US Military Pivots To An Asian Footing

US Military Pivots To An Asian Footing

  Words by Bridget Foster.

With troops now withdrawn from Iraq and soon to be out of Afghanistan, as well as a decreased emphasis on European security, the Department of Defense has been restructuring how and where American troops will be deployed in the future. In spite of the continued upheaval in the Middle East, the Obama Administration is shifting its attention to the Asia-Pacific region, having designated the area as a “geostrategic priority” for political and economic, as well as military reasons. The region includes India to New Zealand and the Pacific Islands north to Japan and the Korean Peninsula.

Described by the Administration as “rebalancing”, US forces have begun a series of rotational deployments throughout the region that will complement the over 300,000 military and civilian forces already permanently deployed there.  The deployments vary from six to nine months at a time.  The move is also designed as a cost-cutting measure as it reduces the need to build any future bases, while at the same time positioning the US for a show of force if necessary. In order to facilitate the change, new security agreements were negotiated with Australia, Singapore and the Philippines to open their military installations to US forces and expand joint training exercises.

The Marines are preparing for a third rotation to Australia’s military facility at Darwin. A contingent of approximately 1500 is scheduled to leave Camp Pendleton, California sometime this spring. This is five times the size of the unit that wrapped up a six-month deployment in September. Over time, the agreement calls for the rotation of up to 2500 Marines at a time.  Additionally, discussions are under way for the Air Force and Navy to have access to Australian air and naval bases.

The Navy will base four littoral combat ships in Singapore’s naval facility. The first ship, the USS Freedom, completed its rotation in November. Currently, the Navy has 50 percent of its resources assigned to the Asia/Indo-Pacific region and under the rebalancing strategy, will increase that to 60 percent in the coming years.

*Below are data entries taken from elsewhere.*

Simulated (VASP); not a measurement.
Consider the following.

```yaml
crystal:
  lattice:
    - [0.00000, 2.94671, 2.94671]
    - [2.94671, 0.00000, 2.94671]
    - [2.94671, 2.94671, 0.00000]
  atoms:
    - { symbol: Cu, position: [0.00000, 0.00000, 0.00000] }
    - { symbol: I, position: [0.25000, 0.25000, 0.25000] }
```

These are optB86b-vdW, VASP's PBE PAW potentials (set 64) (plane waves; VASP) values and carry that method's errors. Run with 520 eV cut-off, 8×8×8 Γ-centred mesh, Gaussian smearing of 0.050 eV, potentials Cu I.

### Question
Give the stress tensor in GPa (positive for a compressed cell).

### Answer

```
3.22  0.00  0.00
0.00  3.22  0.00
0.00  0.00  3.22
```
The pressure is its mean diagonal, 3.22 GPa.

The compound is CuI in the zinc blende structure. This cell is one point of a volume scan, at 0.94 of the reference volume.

In February, a cavalry battalion from Fort Hood, TX will be rotated to South Korea to support the 8th US Army and US Forces Korea. Comprised of about 800 soldiers, the unit will be deployed for training exercises for nine months but will leave their wheeled and tracked vehicles behind for the next rotation to use. The first rotational land force, an Army attack reconnaissance squadron, deployed to the peninsula in September with 30 helicopters, which will also be left behind for the next rotational unit.

Though the US has not had a military presence in the Philippines since 1992, discussions are under way for the rotation of surveillance aircraft and US troops in that country, as well as for increased joint military exercises.

Keeping a rotating contingent of military forces in the Asia-Pacific region has many benefits: reduced costs for transporting and training personnel, decreased response time to crises, improved foreign relations and a continued commitment to the security of the region.

What do you think?  Is this a good strategic decision based on the recent rising powers in Asia?